Call for change

University of Maine researchers Amy Blackstone, Susan Gardner and Judith Rosenbaum participate in a roundtable discussion about sexual harassment, equitable workplace environments and #MeToo and #TimesUp.

Transcript

Amy Blackstone:
I guess an easy place to start is with the law. The law recognizes two forms of sexual harassment, quid pro quo and hostile work environment harassment. Often, what we think of when we think about harassment is the hostile work environment harassment.

Anyone can be harassed. In the United States, it’s a little unique when you look at other harassment laws around the world. In that, in the U.S., the law was written so that it’s considered a form of sex discrimination.

Which means we got ourselves into a little bit of a pickle because a question early on was, well, does that mean that men can be harassed, too, or is it something that only happens to women?

What we’ve learned as we study people’s experiences with harassment is that it can be a form of sex discrimination. It can be about gender. Just because it’s about gender doesn’t mean that it only happens to women.

In our work, we’ve found, for example, that men who espouse egalitarian gender beliefs or who don’t conform to heteronormative expressions of gender are more vulnerable to being harassed. Women are more likely to be harassed than men in part because they don’t adhere to the predominant vision of what we think of as who has the most power. That’s heterosexual men.

Susan Gardner:
I’ve heard that. I heard about a study, it might have been connected to some of your work, where the women who are most likely to be harassed are those who might not fit the typical kind of gender stereotype or have more power in that workplace, so it’s more threatening. It becomes about power and not about sex.

Amy Blackstone:
Yeah, we published a paper last year with that very finding, that women who are in management positions are actually more likely to be harassed at work than women who are not in management. We think that what that’s about is keeping women in their place.

Judith Rosenbaum:
I always wonder, where’s the line between just having fun or making a joke and actual harassment? That’s been this topic of contention, right? Is that on the receivers, like in the eye of the beholder? How does that work?

Amy Blackstone:
I think that’s a question a lot of us are asking ourselves right now. Certainly, there is a line. I think a single joke may not qualify. I’m not a lawyer, I should say, but I think a single joke may not qualify as harassment. Ongoing joking, even if it’s just joking, certainly could qualify as harassment.

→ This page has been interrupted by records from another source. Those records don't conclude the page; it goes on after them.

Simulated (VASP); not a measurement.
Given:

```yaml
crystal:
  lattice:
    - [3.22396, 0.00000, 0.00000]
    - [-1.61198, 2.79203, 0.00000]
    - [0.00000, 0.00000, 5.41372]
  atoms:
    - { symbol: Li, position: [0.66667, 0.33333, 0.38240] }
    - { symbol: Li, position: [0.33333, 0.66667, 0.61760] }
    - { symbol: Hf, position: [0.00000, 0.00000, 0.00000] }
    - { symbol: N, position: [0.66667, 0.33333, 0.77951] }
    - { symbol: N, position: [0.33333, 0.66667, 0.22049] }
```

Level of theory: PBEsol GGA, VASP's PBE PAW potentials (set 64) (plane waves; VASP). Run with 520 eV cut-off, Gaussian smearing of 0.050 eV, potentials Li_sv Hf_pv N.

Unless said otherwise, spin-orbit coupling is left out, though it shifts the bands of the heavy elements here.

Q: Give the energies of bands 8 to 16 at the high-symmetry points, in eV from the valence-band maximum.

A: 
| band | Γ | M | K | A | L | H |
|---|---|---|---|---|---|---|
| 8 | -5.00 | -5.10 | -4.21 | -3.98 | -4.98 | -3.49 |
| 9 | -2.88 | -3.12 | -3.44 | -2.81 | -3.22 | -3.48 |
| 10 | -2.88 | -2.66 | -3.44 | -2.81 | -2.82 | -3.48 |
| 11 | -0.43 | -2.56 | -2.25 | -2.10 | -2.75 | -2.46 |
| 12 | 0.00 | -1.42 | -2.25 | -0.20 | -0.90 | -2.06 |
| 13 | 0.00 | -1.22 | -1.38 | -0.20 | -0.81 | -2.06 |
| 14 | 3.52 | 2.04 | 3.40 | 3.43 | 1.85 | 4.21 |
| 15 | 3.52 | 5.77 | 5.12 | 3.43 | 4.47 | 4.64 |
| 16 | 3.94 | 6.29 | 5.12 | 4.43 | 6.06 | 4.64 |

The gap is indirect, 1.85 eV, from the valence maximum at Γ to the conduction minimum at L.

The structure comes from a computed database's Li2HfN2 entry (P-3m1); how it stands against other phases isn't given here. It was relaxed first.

The question is, is the behavior you’re experiencing at work causing you to not be able to do your job? Is it causing you to feel like you’re in a climate where you don’t feel safe, where you don’t feel respected? I think that’s where the line is. What is the effect that these behaviors you’re experiencing are having on you?

Susan Gardner:
Right, and I think that point you made, too, about the difference between a one-time situation versus something that is chronic, something that happens repeated over a period of time, that really defines the hostile work environment. A one-time thing is a one-time thing, but an environment is something that’s, like you said, pervasive and repeated.

Amy Blackstone:
A task force of the EEOC found just a couple of years ago that up to 85 percent of women report harassment in the workplace. That figure varies, depending on how we measure harassment, how we ask people if they’ve experienced harassment.

If we ask people, “Have you ever been sexually harassed at work?” fewer than 85 percent will say yes to that. Many studies show that around a quarter of women will answer yes to that question.

If we ask people about the behaviors that they’ve experienced at work — so, “Has anyone ever touched you in a way that made you feel uncomfortable? Have you experienced a series of ongoing sexual joking that makes you uncomfortable, makes it difficult to work?

Has anyone invaded your personal space in a way that makes you uncomfortable?”

When we ask those kinds of questions, that’s when we find that far more women report that, “Yes, I have had those experiences.” That raises another question. Is it harassment if a person has had experiences that they themselves don’t define as harassment or experience as harassment?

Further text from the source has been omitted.